Fans of Amy Tintera’s Ruined series will get the satisfying conclusion they’re hoping for in Allied.
The Ruined series has been quite a ride up until this point. I mean, the characters have all gone through a lot: stolen identities, assassination plots, battles, the trials and tribulations of love… The first two books covered a lot of ground in a short amount of time — actually, just a few short months to be exact.
Now it’s up to Allied to bring all of the tensions and dangers to a head, in addition to tying up loose ends. This novel finds our heroes, both main and supporting, scattered throughout the kingdom. Iria is dragged back to Olso, awaiting trial for betraying her fellow warriors. Cas, Galo, and Mateo are in Lera, trying to establish a new status quo and figuring out their places within it. And Em and Aren? They’re sticking with Olivia to try to take the edge off of her attacks and cruelty while also trying to figure out a way to stop her and end the tyranny.
However, though they may be scattered far and wide, their goal is the same: Stop those who threaten the lives of their people and peace in their kingdoms. In the end, that’s what draws them together.
And, may I say, it’s the drawing together of the characters that really makes this book enjoyable. Sometimes the best pairings come from characters who have rarely interacted in the past. Or, well, who rarely got an opportunity to do so. Allied‘s main strength is bringing together characters that we haven’t seen together previously and exploring their relationship (or previous lack thereof).
One of the best pairings is Galo and Aren. Both right hand men and both formidable opponents, these two had never really interacted previously. They had their opinions of each other and played huge parts on their separate sides, but their paths never really crossed. I won’t give anything away, but scenes with Aren and Galo are some of the most interesting and rich in character. And not just because this whole book is about bringing different peoples together and proving that they can live side by side in harmony. In essence, Aren and Galo are an effective proof of concept.

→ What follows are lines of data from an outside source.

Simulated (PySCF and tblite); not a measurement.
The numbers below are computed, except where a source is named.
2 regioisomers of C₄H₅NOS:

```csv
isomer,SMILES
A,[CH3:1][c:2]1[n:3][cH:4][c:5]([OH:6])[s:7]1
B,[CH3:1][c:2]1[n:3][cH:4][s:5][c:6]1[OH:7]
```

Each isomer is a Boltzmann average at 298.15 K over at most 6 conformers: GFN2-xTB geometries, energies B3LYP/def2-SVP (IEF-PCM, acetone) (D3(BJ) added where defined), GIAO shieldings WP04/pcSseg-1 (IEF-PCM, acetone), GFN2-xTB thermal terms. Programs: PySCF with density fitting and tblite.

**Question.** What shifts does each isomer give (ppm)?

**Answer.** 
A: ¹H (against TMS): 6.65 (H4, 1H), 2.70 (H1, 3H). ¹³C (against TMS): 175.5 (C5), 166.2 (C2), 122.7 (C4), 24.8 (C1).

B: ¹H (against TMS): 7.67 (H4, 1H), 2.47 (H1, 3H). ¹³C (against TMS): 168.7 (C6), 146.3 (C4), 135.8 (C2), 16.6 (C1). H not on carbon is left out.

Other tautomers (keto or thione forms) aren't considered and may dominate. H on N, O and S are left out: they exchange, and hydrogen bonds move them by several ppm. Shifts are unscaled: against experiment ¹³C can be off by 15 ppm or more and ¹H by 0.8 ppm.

While Ruined and Avenged are very much centered around revenge, plotting, and war, Avenged takes a more diplomatic approach to things — which is interesting given that this is the final book in this exciting series. Sure, there are battles and scenes of violence in Allied, but this installment is much more politically-focused. Our favorite characters are much more concerned about diplomatic strategy and even public perception than they ever were before. Yes, Olivia and other outside forces are still a threat, but Em and Cas are more preoccupied with bettering the lives of their people and figuring out how to move forward.
At first, I was slightly disappointed with this change of pace. I wanted action! Stolen kisses! High stakes! But what I didn’t get at first (and understand now) is that the fates of the Ruined and the Lerans make the stakes as high as can be. There is no winning a war if you don’t have people to fight or people to enjoy the spoils afterwards. Unlike other similar YA books, this one hammers home just how important it is to think through actions and what it really looks like to put your people first.
But honestly, the best thing to come out of the more political and diplomatic focus is the emphasis on this series’ secondary/supporting characters. Though Em and Cas led the charge for the first two novels in the series, it’s these supporting heroes that are charged with the follow-through and bringing it all home. They can’t make the big war-related decisions (because that’s Em and Cas’s job), but they can make small decisions to help improve the lives of their people. And that’s what they do.
Background Ruined play essential roles in turning the tides in the conflict between Em and Olivia. Galo and Mateo step up as pivotal peacemakers and strategists. Aren takes the fates of numerous people on his back and is the true MVP of this book. All of the characters that we’ve met in the previous novels but haven’t really gotten to know take center stage in Allied and really make all the difference. They get a surprising amount of character development as well as really great interpersonal relationship developments.
That being said, my one quibble about this final book is that, in my opinion, we don’t get nearly enough time with the two characters who set this whole series in motion: Em and Cas. In giving the other characters more weight, this novel sacrifices any further development with its two main characters. Yes, both Ruined and Avenged brought both characters to where they needed to be physically and emotionally, but I really missed all of the quiet, introspective moments with the couple. They’re rightfully preoccupied with the well-being of their peoples, but that focus comes at the cost of fewer scenes between the two of them.
The dynamics in this story, both interpersonal and between the different cultures, are so fascinating that I’m really sad the series is over. The fact that we won’t get to see these characters and their people in times of peace is really disappointing, but only because Amy Tintera did a really great job in making me invest so wholeheartedly in them. I’d love to see how the power balances shake out at the end and how individual characters navigate their new world. Oh well. There’s always headcanon.
Allied is a fitting ending for such a well-written series. It gives all characters, main and otherwise, an important role in determining the fate of the new world they’re trying to create and does a great job of tying up all of the loose ends. If you’re a fan of Amy Tintera’s series up to this point, you’re going to be satisfied with this ending.